Decentralized Exchange Built on Osmosis Hit With Oracle Attack, Hacked for $1,140,000 Worth of Crypto
A decentralized exchange (DEX) built on Osmosis (OSMO) was hacked for $1.14 million worth of crypto this week.
The Levana Protocol (LVN), which focuses on perpetual swaps, announced on Wednesday that it had been hit with an oracle attack that impacted 10% of its liquidity pools (LPs).
Levana says the issue has been resolved and opening positions will relaunch next week. The project notes existing liquidity pools are not at risk of further attack and says impacted LPs will be compensated via future airdrops and protocol fees that were collected during the hack.
The decentralized exchange notes the exploit began on December 13th.

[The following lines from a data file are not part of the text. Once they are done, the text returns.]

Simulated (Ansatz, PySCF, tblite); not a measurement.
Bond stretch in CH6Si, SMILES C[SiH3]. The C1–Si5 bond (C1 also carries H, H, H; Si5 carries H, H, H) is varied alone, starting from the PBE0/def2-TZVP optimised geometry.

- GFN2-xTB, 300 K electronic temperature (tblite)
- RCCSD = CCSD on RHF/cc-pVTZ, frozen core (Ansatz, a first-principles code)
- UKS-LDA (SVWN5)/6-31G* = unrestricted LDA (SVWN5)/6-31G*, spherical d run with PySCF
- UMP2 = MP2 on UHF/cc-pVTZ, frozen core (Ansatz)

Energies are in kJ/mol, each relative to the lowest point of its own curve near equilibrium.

“A presumed attacker was able to launch a congestion attack on the Osmosis chain to deny most Levana users the ability to interact with Levana markets for a predictable period of time, and thereby deny them the ability to update the Pyth oracle contract. A bug in the Osmosis fee market code meant that during times of congestion, the provided gas price was generally insufficient for making trades or performing ongoing bot maintenance activities. This, coupled with price staleness in Levana’s interaction with Pyth, led to the ability to perform an oracle attack and drain Levana pools roughly 10% over a 13-day period.”
Levana began issuing its native token, LVN, a month ago. LVN is trading at $0.183 at time of writing and is down more than 34% in the past seven days.
Osmosis is an automated market maker (AMM) protocol built on the Cosmos (ATOM) software development kit (SDK). It aims to enable cross-chain transactions by utilizing inter-blockchain communication (IBC).